We assess navigation performance using a set of standard metrics commonly adopted in visuomotor learning benchmarks [37]. Specifically, we report the following:

•

Oracle Success (OS): the percentage of episodes in which the agent’s trajectory intersects a success region within a radius of $\varepsilon=0.5\,\mathrm{m}$ around the goal at any timestep.
•

Success Rate (SR): the percentage of episodes in which the agent successfully reaches the goal.
•

Collision Rate (CR): the percentage of episodes in which the agent collides with obstacles.
•

Navigation Error (NE): the mean Euclidean distance $(\mathrm{m})$ between the agent’s final position and the target location.
•

Time to Success (TTS): the average number of steps required to reach the goal over successful episodes.
•

Success weighted by Path Length (SPL): a composite metric that jointly evaluates navigation success and efficiency, defined as:

$\mathrm{SPL}=\frac{1}{M}\sum_{i=1}^{M}\frac{\mathbb{I}_{i}\,\ell_{i}}{\max(d_{i},\ell_{i})},$ (8)

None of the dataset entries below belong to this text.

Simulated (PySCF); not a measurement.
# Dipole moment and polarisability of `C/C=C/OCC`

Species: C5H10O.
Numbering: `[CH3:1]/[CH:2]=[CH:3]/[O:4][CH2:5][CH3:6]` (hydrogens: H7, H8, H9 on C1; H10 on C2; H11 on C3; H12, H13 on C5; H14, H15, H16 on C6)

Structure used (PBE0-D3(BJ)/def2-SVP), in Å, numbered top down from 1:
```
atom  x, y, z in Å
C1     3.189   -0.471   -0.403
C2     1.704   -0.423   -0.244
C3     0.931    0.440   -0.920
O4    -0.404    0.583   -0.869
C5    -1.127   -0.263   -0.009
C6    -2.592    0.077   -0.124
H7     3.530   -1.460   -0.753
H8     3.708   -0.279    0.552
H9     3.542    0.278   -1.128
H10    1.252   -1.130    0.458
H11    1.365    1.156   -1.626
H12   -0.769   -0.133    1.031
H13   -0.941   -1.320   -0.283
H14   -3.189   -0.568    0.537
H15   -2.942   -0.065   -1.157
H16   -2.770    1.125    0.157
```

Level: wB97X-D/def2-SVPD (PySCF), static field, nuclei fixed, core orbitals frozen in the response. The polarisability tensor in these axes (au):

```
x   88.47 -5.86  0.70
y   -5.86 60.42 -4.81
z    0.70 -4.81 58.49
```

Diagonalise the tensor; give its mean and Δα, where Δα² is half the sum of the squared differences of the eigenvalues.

where $M$ is the total number of episodes, $\mathbb{I}_{i}$ indicates whether the $i$ -th episode is successful, $\ell_{i}$ denotes the shortest-path distance to the goal, and $d_{i}$ is the length of the executed trajectory.

All metrics are reported in simulation under a strict success criterion, where an episode is considered successful only if the agent precisely reaches the goal location. In real-world experiments, we report only the success rate, and an episode is deemed successful if the agent arrives within a $0.5\,\mathrm{m}$ radius of the target to account for safety considerations.

V-C Baselines

To comprehensively validate the performance of GaussFly, we compare it against several representative baselines spanning RL, IL, and traditional planning-based approaches.

•

D3QN [38]: A value-based RL baseline that directly maps raw RGB observations to discrete control commands using a conventional convolutional neural network.
•

PPO [36]: A policy-based RL baseline that directly maps raw RGB observations to continuous control commands using a conventional convolutional neural network.
•

NPE [9]: A hybrid RL framework that incorporates non-expert demonstrations to facilitate sim-to-real transfer in visuomotor policy learning, improving exploration efficiency while maintaining strong asymptotic performance.
•

DAgger [39]: An iterative IL algorithm designed to mitigate covariate shift by aggregating expert corrections over the learner’s induced state distribution.
•

Hybrid APF [40]: A classical planning-based method that combines Artificial Potential Fields (APF) with A* search to alleviate local minimum issues.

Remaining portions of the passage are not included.